The Equus is a strange car to judge on styling. I’m having a hard time finding negative things about it. It’s certainly not ugly, and everything looks pretty normal. That’s not a mortal sin, but it’s not what I want to see. Crucially, I’ve been having a hard time finding positives about the way it looks, especially after noticing more on the road after driving this one. It’s not groundbreaking on looks, it’s not beautiful, but it’s also not ugly. It looks just like a flagship sedan is supposed to look on the outside, but when it’s up against the Jagaur XJ and Lexus LS series, as well as the Mercedes S-Class, it fades a bit. You won’t mistake it for the other flagships, but at the same time, it lacks flair.
The interior suffers from the same problems. I can’t call it ugly, it’s just a bit normal. While everything I want in a flagship is here, It doesn’t have enough visual draw. While I get that Hyundai is going more for features than for style, I’d still like to see something attractive. The steering wheel looks outdated, the interior styling is a bit too normal, and though everything I want is in the right place, nothing catches my eye like I expect. Then again, everything looks like it belongs in here.
By the Numbers:
The Equus’s numbers look a bit ordinary at first. It’s packing a 5.0L “Tau” V8 putting out 429hp coupled to a segment-matching 8-speed automatic transmission. Only RWD is currently available on the Equus. It sits on a 119.9-inch wheelbase and stretches out to just over 17 feet end-to-end, so it’s on par with other full-size flagships on the outside. Interior room is quite excellent for my size, with a total interior volume of 109.3 cubic feet, and 16.7 cubic feet of trunk space. Only this longer wheelbase is available, a tactic also used on these shores by Mercedes-Benz.
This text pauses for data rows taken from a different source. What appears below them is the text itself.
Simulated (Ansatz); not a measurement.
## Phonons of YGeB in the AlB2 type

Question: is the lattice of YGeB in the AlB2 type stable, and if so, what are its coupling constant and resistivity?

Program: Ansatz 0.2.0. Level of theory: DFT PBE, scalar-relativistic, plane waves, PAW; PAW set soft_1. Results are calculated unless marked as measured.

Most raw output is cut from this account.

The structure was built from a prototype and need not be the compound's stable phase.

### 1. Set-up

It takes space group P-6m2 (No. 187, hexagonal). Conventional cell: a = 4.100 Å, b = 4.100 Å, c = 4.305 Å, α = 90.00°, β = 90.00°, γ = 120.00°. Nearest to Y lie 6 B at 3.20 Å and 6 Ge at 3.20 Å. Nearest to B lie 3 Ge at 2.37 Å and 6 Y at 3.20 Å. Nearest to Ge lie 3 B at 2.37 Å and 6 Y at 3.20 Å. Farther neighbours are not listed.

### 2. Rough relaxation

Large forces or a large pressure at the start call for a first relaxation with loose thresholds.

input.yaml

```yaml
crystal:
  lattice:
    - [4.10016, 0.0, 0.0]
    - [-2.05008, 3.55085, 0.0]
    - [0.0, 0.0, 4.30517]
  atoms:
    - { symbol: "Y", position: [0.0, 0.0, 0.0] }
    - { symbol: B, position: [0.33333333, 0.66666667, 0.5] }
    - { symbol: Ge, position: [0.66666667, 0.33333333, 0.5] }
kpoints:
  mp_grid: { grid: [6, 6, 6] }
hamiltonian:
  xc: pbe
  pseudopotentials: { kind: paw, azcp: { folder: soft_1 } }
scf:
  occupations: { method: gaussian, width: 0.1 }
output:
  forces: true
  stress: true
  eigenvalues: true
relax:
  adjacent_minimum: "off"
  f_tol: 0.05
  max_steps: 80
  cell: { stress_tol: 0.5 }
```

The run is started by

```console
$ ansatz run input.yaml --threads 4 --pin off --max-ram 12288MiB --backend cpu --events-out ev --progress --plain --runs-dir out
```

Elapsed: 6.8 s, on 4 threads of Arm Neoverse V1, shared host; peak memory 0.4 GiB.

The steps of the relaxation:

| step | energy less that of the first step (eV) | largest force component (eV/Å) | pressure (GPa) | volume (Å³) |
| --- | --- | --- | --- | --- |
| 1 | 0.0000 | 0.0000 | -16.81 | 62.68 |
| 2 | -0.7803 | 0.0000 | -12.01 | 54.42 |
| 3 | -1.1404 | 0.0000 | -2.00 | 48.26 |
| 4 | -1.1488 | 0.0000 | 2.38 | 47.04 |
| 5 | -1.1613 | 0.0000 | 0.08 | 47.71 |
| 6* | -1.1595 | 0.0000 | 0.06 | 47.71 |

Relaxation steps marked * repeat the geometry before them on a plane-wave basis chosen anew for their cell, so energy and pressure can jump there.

Build quality and comfort are high points for the Equus. The paint quality is excellent and the interior is put together very well. Panel gaps are well-hidden. For $70,000, the interior quality is great. I wasn’t expecting Mercedes-levels of material feeling or features, but what you get is better than the price suggests. Interior room is more than sufficient, and the interior feels nice and airy. The seats are very comfortable–but the rear seats are something Hyundai must be very proud of. They recline almost fully (and the front passenger seat slides away automatically to provide a footrest),a massage system is here, and the addition of the Ultimate’s rear-seat entertainment system turns the rear seat into a mobile living room. As far as I’m concerned, all I’d need is some HBO back there and I’d be quite happy.
At the Helm:
Unfortunately, the Equus is rather emotionless behind the wheel. First off, I’d like to talk about the straight-line performance. While the 429hp V8 pulls away very cleanly, the transmission is a bit sloppy. It hunts between gears and a hard stomp on the throttle results in the transmission losing its mind before it finds the proper gear, a frustrating development in a flagship cruiser. The V8 is muted nicely–I wasn’t expecting an animal but it sounds nice and classy. The real star here is the lack of intrusive road noise–tire noise and wind buffering are damped impressively well. Dare I say it, the Hyundai is quieter than the BMW 7-Series I drove this past year.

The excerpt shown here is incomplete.